This is an archive of the discontinued LLVM Phabricator instance.

[lld-macho] Handle weak vs strong case in symbol resolution
ClosedPublic

Authored by oontvoo on Nov 1 2021, 7:13 PM.

Details

Summary

Previously, LLD only allows symbols with the same name if all of them are weak.

With this patch, we can allow symbols with the same name if one of them is weak. (This takes care of a TODO)

PR/52372

Diff Detail

Event Timeline

oontvoo created this revision.Nov 1 2021, 7:13 PM
Herald added a project: Restricted Project. · View Herald Transcript
Herald added a reviewer: Restricted Project. · View Herald Transcript
oontvoo requested review of this revision.Nov 1 2021, 7:13 PM
Herald added a project: Restricted Project. · View Herald TranscriptNov 1 2021, 7:13 PM
oontvoo added a comment.EditedNov 1 2021, 7:20 PM

Oh, wait - actually we should just remove the assert
ICF also needs fold CompactUnwind ...

thakis requested changes to this revision.Nov 2 2021, 7:10 AM
thakis added a subscriber: thakis.

This looks wrong to me.

lld/MachO/Driver.cpp
1475 ↗(On Diff #383943)

We definitely want to run dead stripping before ICF (no need to spend time ICF'ing code that's dead -- dead-stripping is faster than ICFing). This doesn't lg.

This revision now requires changes to proceed.Nov 2 2021, 7:10 AM
oontvoo planned changes to this revision.Nov 2 2021, 8:12 AM
oontvoo added inline comments.
lld/MachO/Driver.cpp
1475 ↗(On Diff #383943)

Right - on the other hand, compactUnwindEntries need to be setup before deadstripping (but it shouldn't be done before ICF ...)

Let me re-think this ... there's a cyclic depependency here.

int3 added a comment.Nov 2 2021, 11:13 AM

I don't think this has anything to do with ICF. The assert was trying to verify that any subsections associated with a coalesced weak symbol has wasCoalesced = true. But now I see that it's not always true, because of this FIXME: https://github.com/llvm/llvm-project/blob/main/lld/MachO/SymbolTable.cpp#L73

We could *probably* remove the assert with no ill effects; I think the only effect is that we will emit some subsections containing dead code that have their associated compact unwind info dropped. But we should ideally handle the FIXME. @oontvoo do you want to take a stab at it, or should I?

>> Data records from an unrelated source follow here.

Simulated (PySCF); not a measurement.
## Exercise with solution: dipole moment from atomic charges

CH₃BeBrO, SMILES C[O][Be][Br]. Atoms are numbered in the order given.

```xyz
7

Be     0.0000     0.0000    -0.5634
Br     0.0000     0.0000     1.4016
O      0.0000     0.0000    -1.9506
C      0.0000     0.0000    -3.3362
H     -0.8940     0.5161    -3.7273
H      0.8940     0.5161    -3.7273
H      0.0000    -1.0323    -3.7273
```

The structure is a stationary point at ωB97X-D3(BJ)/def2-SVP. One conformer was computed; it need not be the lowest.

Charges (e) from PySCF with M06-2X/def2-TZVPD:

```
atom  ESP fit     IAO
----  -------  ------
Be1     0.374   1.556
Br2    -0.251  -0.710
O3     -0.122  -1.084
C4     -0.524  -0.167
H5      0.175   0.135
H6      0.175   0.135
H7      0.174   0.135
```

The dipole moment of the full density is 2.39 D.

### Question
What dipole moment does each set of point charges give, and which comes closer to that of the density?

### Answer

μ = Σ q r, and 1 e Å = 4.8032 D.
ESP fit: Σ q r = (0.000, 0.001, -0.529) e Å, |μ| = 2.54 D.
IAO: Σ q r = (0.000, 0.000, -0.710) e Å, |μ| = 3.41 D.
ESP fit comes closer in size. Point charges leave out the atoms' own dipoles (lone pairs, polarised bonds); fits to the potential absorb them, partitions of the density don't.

oontvoo updated this revision to Diff 384206.Nov 2 2021, 1:30 PM

handle FIXME, as pointed out by int3

The test attached (and all the existing tests) here should cover it.
Please let me know if additional tests are needed

int3 added a comment.Nov 2 2021, 2:04 PM

We can probably just extend weak-definition-gc.s instead of creating a new test. And we should verify that the associated contents are indeed deleted.

IMO once we cover that case, I don't think it's particularly important to test that the assert in registerCompactUnwind isn't fired. The "coalesced symbol => coalesced section contents" invariant is the more fundamental thing.

cc @thakis since he wrote the original weak symbol GC code

lld/MachO/SymbolTable.cpp
73–78

why are we moving these outside the if block? we should be coalescing away the subsection associated with the weak symbol, but not the subsection associated with the non-weak symbol

90

given that we only assign to curIsec in one place, we can just inline the block below here

int3 added a comment.Nov 2 2021, 2:11 PM

Also we should test that coalescing works correctly regardless of which order we encounter the symbols (i.e. weak first then non-weak, and vice versa)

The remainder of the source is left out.